The last two decades there have been many advances in the research of nanomechanical oscillators. These systems exhibit high resonance frequencies, high quality factors and low dissipation. In particular, a levitated nanoparticle is a nanomechanical oscillator that has the advantage of not having losses due to the friction of clamping; this allows these systems to have coherences that are long enough to observe quantum effects on macroscopic objects.
We aim at trapping individual NaYF4 nanoparticles doped with Yb3+ in a Paul trap inside an ultra high vacuum environment. There, we will develop methods to cool both their center of mass and internal degrees of freedom with laser and feedback cooling techniques. This system is ideal to study and develop further understanding on the frontier between micro and macroscopic physics, and between atomic and solid state physics. For example, on this system we can study thermodynamic processes at the limit where fluctuations become relevant. Also we envision this will be a versatile platform to perform nano-scaled solid-state experiments at temperatures near absolute zero.
2022 update – We are currently assembling the vacuum system, optics, and the electronics for a Paul electrodynamic trap. Our goals this year include demonstrating our ability to load the trap using Light Induced Acoustic Desorption (LIAD).
2023 update – We successfully built a linear Paul trap within an Ultra High Vacuum (UHV) chamber. Also, we load nanoparticles into the trap using Light Induced Acoustic Desorption (LIAD) through the hollow upper endcap. As we load through the endcap, we now have a clear window in the UHV chamber for directing laser light onto the levitated nanoparticle, as well as two other windows available for performing measurements: one for the internal degrees of freedom and another for the external ones.
2024 update – Currently, we are systematically trapping individual Er3+Yb3+:NaYF4 nanoparticles in a low vacuum environment. Our laboratory work is focused on two main areas. Firstly, we are able to measure the center of mass motion of the trapped nanoparticle. Our goal for this year in this direction is to implement electric feedback cooling to precisely confine the nanoparticle’s center of mass within a small spatial volume.

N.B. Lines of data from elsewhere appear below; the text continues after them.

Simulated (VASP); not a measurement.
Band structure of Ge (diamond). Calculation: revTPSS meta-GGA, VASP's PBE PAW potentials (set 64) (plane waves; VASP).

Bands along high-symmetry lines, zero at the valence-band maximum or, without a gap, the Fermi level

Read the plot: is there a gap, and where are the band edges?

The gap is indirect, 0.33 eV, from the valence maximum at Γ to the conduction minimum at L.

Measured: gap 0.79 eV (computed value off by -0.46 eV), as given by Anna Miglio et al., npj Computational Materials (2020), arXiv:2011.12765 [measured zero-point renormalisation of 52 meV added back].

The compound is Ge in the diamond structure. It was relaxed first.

Secondly, we are conducting spectroscopic experiments on these embedded nanocrystals. We characterized the emission of Er3+Yb3+:NaYF4 nanoparticle clusters relative to their temperature to be able to monitor the internal temperature of the levitated nanoparticles throughout our experiments.
On the theoretical front, we are developing innovative methods to improve the cooling of Yb3+:NaYF4 nanocrystals. Our efforts include constructing a quantum mechanical model to validate concepts that we plan to implement in our setup for levitated nanoparticles in vacuum environment.